Molyhil Tungsten and Molybdenum Project, Northern Territory, Australia
Molyhil tungsten and molybdenum mine is located 220km from Alice Springs in the Northern Territory of Australia. It is 100% owned and operated by Thor Mining.
A definitive feasibility study (DFS) for the mine was completed in 2007, which indicated a profitable development. The development plan was put on hold following the global economic crisis in 2008.
With the recovery in tungsten and molybdenum prices, development plans have now been renewed. An updated DFS to determine a detailed mine plan and financial feasibility of the project is currently being carried out.

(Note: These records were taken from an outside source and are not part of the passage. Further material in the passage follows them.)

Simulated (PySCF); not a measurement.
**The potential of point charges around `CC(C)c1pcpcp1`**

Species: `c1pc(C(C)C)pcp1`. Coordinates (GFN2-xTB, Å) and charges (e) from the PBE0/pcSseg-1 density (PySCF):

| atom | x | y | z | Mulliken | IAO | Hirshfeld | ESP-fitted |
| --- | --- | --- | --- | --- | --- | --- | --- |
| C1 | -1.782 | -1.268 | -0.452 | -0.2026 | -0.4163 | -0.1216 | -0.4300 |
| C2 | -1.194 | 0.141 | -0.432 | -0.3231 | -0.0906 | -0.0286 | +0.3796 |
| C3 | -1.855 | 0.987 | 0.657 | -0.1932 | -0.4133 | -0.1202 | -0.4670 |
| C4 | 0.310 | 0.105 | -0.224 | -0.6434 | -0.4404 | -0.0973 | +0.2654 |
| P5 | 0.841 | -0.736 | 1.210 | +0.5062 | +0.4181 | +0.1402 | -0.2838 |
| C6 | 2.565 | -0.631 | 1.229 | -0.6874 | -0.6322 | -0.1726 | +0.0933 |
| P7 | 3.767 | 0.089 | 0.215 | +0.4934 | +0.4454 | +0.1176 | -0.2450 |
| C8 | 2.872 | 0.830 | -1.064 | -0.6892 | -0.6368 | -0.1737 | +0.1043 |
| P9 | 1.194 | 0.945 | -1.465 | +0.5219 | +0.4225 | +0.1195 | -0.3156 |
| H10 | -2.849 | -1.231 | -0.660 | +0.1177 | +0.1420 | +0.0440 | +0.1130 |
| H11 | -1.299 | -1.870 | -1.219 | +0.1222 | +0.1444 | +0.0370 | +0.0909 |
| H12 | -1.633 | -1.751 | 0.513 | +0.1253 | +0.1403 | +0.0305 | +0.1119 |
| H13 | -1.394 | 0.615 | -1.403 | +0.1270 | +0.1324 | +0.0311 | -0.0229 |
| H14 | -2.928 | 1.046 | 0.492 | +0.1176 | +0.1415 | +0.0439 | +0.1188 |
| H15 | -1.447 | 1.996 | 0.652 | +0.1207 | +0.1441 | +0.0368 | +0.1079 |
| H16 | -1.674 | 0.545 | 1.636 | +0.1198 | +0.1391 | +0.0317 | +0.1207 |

The DFS is being updated by Proteus EPCM Engineers. The mine's development is expected to commence in the second half of 2012. Ore is expected to be recovered through open pit operations with an annual production of 400,000 tons per annum (tpa).
Geology of the tungsten and molybdenum mine
Molyhil mine is part of the Neoproterozoic Georgina Basin and the Paleoproterozoic Strangways Metamorphic Complex.
It includes two iron rich skarn bodies containing scheelite and molybdenite mineralisation. Both the structures trend north south and dip steeply to the east.
Probable reserves of Molyhil are estimated at 1.64 million tons (mt) grading at 0.42% tungsten (WO3) and 0.13% molybdenum (MoS2). Indicated and inferred reserves are estimated at 4.7mt grading at 0.28% WO3 and 0.22% MoS2.
Mineralisation at the Northern Territory-based deposit
Molybdenum and tungsten mineralisation at Molyhil occurs as a magnetite / sulphide-rich hornfels unit. The mineralisation is coarse grained and includes a high proportion of magnetite and pyrite.
Exploration at Molyhil mine
Thor commenced drilling activities at the mine in July 2011. The two-stage drilling programme is intended to increase the reserve estimates of the mine.
Six to eight reverse circulation holes will be drilled during the first stage and another six diamond holes during the second. The drilling activities are aimed at identifying new targets and extending the mine's life.
Mining and processing by Thor Mining
The Molyhil licence was originally owned by Petrocarb Exploration who extracted nearly 900,000t of ore from the mine up until 1982. The mine was later acquired by several companies, until finally being acquired by Thor in early 2005.
Previous mining activities created an open pit measuring 150mx120m and 13m deep.
Development of the mine will include expansion of this existing pit. Conventional mining methods will be used at the mine, along with drilling and blasting to recover the ore.
The run-of-mine (ROM) will be located 100m from the processing plant. It will provide facilities for storage and blending of one month's supply of recovered ore.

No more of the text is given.